Why does it matter?
Not to state the extremely obvious, but if the app is broken, then that is a bad thing. Our users can’t access any number of our various products, which means we can’t help them with the problem they’ve trusted us to solve. Moreover, as a business, our ability to generate revenue and continue along our path to becoming a sustainable entity is compromised. The work that we deliver should, well, work.
So what exactly is a ‘production incident’?
As with any software product, there are a number of things that are broken the whole time. These range from the relatively trivial (perhaps we’ve formatted a date incorrectly, or a button isn’t taking the user anywhere after they have clicked on it) all the way through to the “oh-no-everything-is-on-fire-the-app-won’t-open”.
Because these issues have different levels of severity, we’ll treat and therefore triage them differently.

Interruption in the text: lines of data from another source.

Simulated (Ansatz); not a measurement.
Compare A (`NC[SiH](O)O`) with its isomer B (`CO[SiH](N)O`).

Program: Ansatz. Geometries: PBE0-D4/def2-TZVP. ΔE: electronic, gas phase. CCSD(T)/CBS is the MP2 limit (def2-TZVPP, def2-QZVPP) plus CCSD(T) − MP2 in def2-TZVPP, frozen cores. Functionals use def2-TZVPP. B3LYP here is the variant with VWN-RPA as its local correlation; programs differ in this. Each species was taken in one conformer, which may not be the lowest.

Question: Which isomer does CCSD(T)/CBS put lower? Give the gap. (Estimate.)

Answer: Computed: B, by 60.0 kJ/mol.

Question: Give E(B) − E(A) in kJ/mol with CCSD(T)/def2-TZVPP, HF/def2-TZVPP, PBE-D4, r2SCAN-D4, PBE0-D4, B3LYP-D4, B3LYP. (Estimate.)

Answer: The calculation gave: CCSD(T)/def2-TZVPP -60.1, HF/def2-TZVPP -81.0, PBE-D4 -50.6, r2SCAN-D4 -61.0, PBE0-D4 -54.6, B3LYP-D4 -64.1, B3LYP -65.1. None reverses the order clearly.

The more trivial ones will usually find their way into a squad’s backlog, ready to be picked up by said squad as part of standard sprint work. This can happen in any number of ways - such as a bug report on Slack, a new error being picked up by a developer from one of our error-monitoring services, or a Product Owner playing about with the staging environment of our app.
The more serious and urgent ones, meanwhile, we classify as ‘production incidents’. We have two levels of production alert at Cleo: critical, and high. For something to be classified as ‘a production’ alert, it must have:
- Some mechanism of actually doing said alerting, and an appropriate alert set up
- A runbook associated with the alert, describing the steps that can be taken to rectify the issue
Because everything is a spectrum, there is no hard and fast rule for what constitutes a ‘critical’ alert, a ‘high’ alert, or neither. Our general rubric for critical alerts is, “is something so badly wrong that people should stop what they’re doing to go and fix this now? Is it worth waking someone up at 3a.m. for?” - as the critical alerts are the ones that fire out of hours.
Of course, not all the Things That Go Wrong In Production are things that we have foreseen and conveniently written runbooks for. We might stumble across them from error-reporting services, using the app ourselves, or hear about them from our customer support teams. When this happens, we’ll deal with them in the same way, only without the support of those handy runbooks.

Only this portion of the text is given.